Struggling Mystic firm running out of options USA Video says it doubts it will be able to continue to function as a 'going concern'
By Robert A. Hamilton - More Articles Published on 4/3/2001
Mystic — USA Video Interactive saw its expenses almost triple, to $5.3 million, far outpacing its increase in revenues and leading to a net loss of $4.7 million for the year, according to the annual report it filed with the U.S. Securities and Exchange Commission.
The company said in the annual report that it is going to need as much as $3.5 million in financing by mid-year to keep its operations going, and its auditors stated there are “substantial doubts about the company's ability to continue as a going concern.”
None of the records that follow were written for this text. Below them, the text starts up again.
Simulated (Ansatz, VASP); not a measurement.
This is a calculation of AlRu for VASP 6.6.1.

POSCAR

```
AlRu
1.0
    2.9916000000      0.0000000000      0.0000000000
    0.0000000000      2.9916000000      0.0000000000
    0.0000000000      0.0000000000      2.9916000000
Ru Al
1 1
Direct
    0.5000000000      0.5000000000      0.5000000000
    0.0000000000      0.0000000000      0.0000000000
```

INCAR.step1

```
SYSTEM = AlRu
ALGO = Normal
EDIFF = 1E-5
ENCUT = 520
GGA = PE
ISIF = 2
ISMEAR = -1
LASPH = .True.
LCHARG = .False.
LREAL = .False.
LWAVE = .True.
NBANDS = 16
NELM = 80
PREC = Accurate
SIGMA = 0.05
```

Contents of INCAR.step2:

USA Video Executive Vice President Anthony J. Castagno said the financial results reflect the company investing in the sales and marketing infrastructure it will need to begin generating revenues, as well as development expenses related to a product it expects to roll out later this year.
He said the company last month raised $1.35 million in a private placement of its stock, mostly to insiders, including himself, company president Edwin Molina, and Chief Financial Officer Anton J. Drescher.
The offering consisted of restricted stock, which cannot be traded for one year after the purchase price, and warrants to purchase additional shares.
Company remains confident
“We're willing to tie our money up for a year because we're confident in the direction the company is going,” Castagno said.
But raising the rest of the $3.5 million the company needs to keep going its likely to be tough given the level to which the company's stock has fallen. USA Video shares closed Monday at 61 cents, down almost 83 percent from its 52-week high of $3.56, but still ahead of its low of 38 cents a share reached last December.
Castagno said he was not sure how the company might raise the rest of the money.
“It could be another private placement — we're looking at all the options,” Castagno said. Beyond this year, the company expects it would have to raise $5 million to $6 million to maintain its operations through 2002.
The company announced Monday that it has hired Jeffrey S. Bartlett as Vice President of Sales to spearhead the upcoming launch of StreamHQ. Bartlett has more than 15 years experience in high-tech sales.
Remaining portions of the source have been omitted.